Igniting fusion involves pressing the hearts of atoms together, creating larger nuclei and a fountain of energy. This isn’t easy. The protons inside a nucleus give it a positive charge, and like-charged nuclei electrically repel each other. Physicists must force the atoms to crash together anyway. 

Normally, breaking this limit needs an immense amount of energy, which is why stars, where fusion happens naturally, and Earthbound experiments reach extreme heat. But what if there were another, lower-temperature way?

Scientists had been theorizing such methods since the early 20th century, and they’d found a few tedious, extremely inefficient ways. But in the 1980s, two chemists thought they’d made one method work to great success. 

The duo, Martin Fleischmann and Stanley Pons, had placed the precious metal palladium in a bath of heavy water: a form of H2O whose hydrogen atoms have an extra neutron, a form known as deuterium, commonly used in nuclear science. When Fleischmann and Pons switched on an electrical current through their apparatus and left it running, they began to see abrupt heat spikes, or so they claimed, and particles like neutrons.

Those heat spikes and particles, according to them, could not be explained by any chemical process. What could explain them were the heavy water’s deuterium nuclei fusing, just as they would in a star.
If Fleischmann and Pons were right, fusion could be achievable at room temperature in a relatively basic chemistry lab. If you think that sounds too good to be true, you’re far from alone. When the pair announced their results in 1989, what followed was one of the most spectacular firestorms in the history of modern science. Scientist after scientist tried to recreate their experiment, and no one could reliably replicate their results.

Pons and Fleischmann are remembered as fraudsters. It likely didn’t help that they were chemists trying to make a mark on a field dominated by physicists. Whatever they had seen, “cold fusion” found itself at respectable science’s margins. 

Still, in the shadows, LENR experiments continued. (Some researchers tried variations on Fleischmann and Pons’ themes. Others, especially in Japan, sought LENR as a means of cleaning up nuclear waste by transforming radioactive isotopes into less dangerous ones.) A few experiments showed oddities such as excess heat or alpha particles—anomalies that might best be explained if atomic nuclei were reacting behind the scenes.

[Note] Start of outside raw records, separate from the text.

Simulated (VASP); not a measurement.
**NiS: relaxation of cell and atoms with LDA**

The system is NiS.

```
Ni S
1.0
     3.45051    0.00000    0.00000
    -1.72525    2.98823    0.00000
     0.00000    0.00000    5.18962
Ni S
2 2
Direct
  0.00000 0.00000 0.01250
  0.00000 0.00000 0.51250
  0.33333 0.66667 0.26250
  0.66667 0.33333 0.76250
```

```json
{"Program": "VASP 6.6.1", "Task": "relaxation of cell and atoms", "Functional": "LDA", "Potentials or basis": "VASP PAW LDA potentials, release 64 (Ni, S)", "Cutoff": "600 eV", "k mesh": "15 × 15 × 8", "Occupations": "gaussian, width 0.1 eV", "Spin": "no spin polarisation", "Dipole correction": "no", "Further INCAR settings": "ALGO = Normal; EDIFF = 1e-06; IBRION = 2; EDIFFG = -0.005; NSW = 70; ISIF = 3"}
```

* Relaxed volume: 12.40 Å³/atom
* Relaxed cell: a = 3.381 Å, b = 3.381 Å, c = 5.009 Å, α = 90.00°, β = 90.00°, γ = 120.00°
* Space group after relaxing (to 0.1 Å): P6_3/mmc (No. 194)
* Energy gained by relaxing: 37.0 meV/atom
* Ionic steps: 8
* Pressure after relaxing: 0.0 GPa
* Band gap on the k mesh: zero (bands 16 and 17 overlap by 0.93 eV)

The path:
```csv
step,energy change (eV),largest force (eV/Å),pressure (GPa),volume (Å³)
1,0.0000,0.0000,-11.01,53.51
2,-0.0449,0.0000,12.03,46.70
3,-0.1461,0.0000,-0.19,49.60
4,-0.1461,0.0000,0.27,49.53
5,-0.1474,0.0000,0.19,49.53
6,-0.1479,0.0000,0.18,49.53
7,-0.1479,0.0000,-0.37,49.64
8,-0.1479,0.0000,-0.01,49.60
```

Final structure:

“The LENR field has somehow, miraculously, due to the convictions of all these people involved, has stayed alive and has been chugging along for 30 years,” says Jonah Messinger, an analyst at the Breakthrough Institute think tank and a graduate student at MIT.

Fleischmann and Pons’ fatal flaw—that their results could not be replicated—continues to cast a pall over the field. Even some later experiments that seemed to show success could not be replicated. But this does not deter LENR’s current proponents. “Science has a reproducibility problem all the time,” says Florian Metzler, a nuclear scientist at MIT.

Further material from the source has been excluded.